John Ganz: How It Came To Pass

How did it come to this?

How did we get to a world in which Roe v. Wade could crumble like this?

John Gass:

“The fact that we knew long in advance the fate of Roe didn’t cushion the blow. Women’s fundamental rights are under threat across the country in a way that would have been difficult to imagine just a few years ago. It’s important to remember these laws are not “abortion bans” as such; they are not the “moderate, European-style compromise laws” we sometimes hear about: no, these new laws criminalize women’s reproductive health and direct the police power of the state against them in cruel and perverse ways. It is likely the states will also employ all the powers of surveillance and control made possible by modern technology, even chasing after those who try to get abortions in other states like some new Fugitive Slave Law. What we are witnessing is the creation of a new form of federalized tyranny, in some ways much more dire and ideologically-informed than the dangers and hypocrisies of pre-Roe America. Even if you have personal misgivings about abortion or favor trimester limitations, you must admit that these new laws women seriously imperil women’s ability to exist as free and equal members of our society. To quote the dissent, “it consigns women to second-class citizenship.”

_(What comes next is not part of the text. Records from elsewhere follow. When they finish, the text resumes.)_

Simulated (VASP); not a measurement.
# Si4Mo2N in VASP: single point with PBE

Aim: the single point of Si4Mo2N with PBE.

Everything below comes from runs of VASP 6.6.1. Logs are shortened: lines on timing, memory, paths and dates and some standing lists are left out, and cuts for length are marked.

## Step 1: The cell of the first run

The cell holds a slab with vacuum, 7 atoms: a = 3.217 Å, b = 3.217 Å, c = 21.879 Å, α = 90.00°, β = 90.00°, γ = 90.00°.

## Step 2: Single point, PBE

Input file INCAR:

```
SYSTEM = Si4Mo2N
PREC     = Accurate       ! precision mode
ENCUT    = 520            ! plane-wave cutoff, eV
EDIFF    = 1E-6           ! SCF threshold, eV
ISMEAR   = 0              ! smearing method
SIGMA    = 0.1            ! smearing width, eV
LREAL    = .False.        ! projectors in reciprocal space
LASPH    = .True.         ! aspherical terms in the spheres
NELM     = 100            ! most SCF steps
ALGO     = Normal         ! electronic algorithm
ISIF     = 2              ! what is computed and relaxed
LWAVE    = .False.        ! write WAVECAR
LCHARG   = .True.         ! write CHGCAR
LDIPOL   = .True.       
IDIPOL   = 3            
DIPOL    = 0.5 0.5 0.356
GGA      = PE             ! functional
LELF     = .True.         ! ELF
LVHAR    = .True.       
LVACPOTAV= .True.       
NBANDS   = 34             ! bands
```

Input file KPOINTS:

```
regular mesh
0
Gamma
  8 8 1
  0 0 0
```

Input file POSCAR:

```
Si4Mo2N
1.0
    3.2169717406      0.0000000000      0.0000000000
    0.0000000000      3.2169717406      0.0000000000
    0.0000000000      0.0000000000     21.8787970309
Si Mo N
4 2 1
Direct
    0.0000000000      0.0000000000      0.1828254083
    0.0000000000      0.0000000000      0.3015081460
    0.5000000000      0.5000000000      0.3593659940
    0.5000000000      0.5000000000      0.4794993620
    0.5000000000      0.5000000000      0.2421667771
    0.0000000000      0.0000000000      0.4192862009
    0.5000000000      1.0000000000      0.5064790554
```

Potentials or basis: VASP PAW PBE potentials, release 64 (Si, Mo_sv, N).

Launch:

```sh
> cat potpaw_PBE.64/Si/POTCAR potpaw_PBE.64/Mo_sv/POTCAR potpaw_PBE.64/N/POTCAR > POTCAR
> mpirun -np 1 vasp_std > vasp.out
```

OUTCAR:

We should be concerned for all of our liberties, now. In his concurrence, Justice Thomas writes, “…we should reconsider all of this Court’s substantive due process precedents, including Griswold, Lawrence, and Obergefell.” This is a threat to the entire architecture of what’s been called “the Rights Revolution,” the post-war process through which we acquired the civil rights many of us once took for granted. It once felt like an impossibility that these fortresses would fall, but now the Right is moving against all of them in rapid succession, dazzling and demoralizing their defenders with the swiftness and completeness of their advances. How could this be possible? The attackers were highly daring, opportunistic, and motivated while the defenders grew slack because they were such imposing edifices they never imagined they could be assaulted head on.

American liberalism and its vehicle the Democratic Party has been organized around the notion that its hegemony was contestable in detail, but not in its fundamental propositions: progress was a fait accompli and eventually, on all issues, conservatives would just have to adjust themselves to it, fight rear-guard actions or accept the pluralism of compromise. This attitude appeared to be confirmed by reality because of tactical and strategic compromises the Right had to adopt from to time, but the core idea was always to slowly drive a stake through the heart of the liberal consensus,—or “to break the clock of the New Deal, to repeal the 20th century,” to quote Murray Rothbard. …”

Look in the rearview mirror.

In the broad sweep of American history, the world that John Ganz describes here, which is now visibly crumbling, was a product of several key twists and turns in the 20th century:

The triumph of “progressive liberalism” in the Democratic Party – Modern American liberalism was born in the 1910s and 1920s and was swept into power in the Democratic Party in the 1930s. The party of the South and West and “white supremacy” was hijacked by Northern liberals who had traditionally been Republicans during the Great Depression. The tug of war went on inside the party until the triumph of the Civil Rights Movement in the JFK and LBJ years. Yes, the country was liberal before that in the sense that what is now conservative liberalism was the hegemonic ideology, but the old Victorian era liberalism was focused on free market economics and securing a limited set of political rights.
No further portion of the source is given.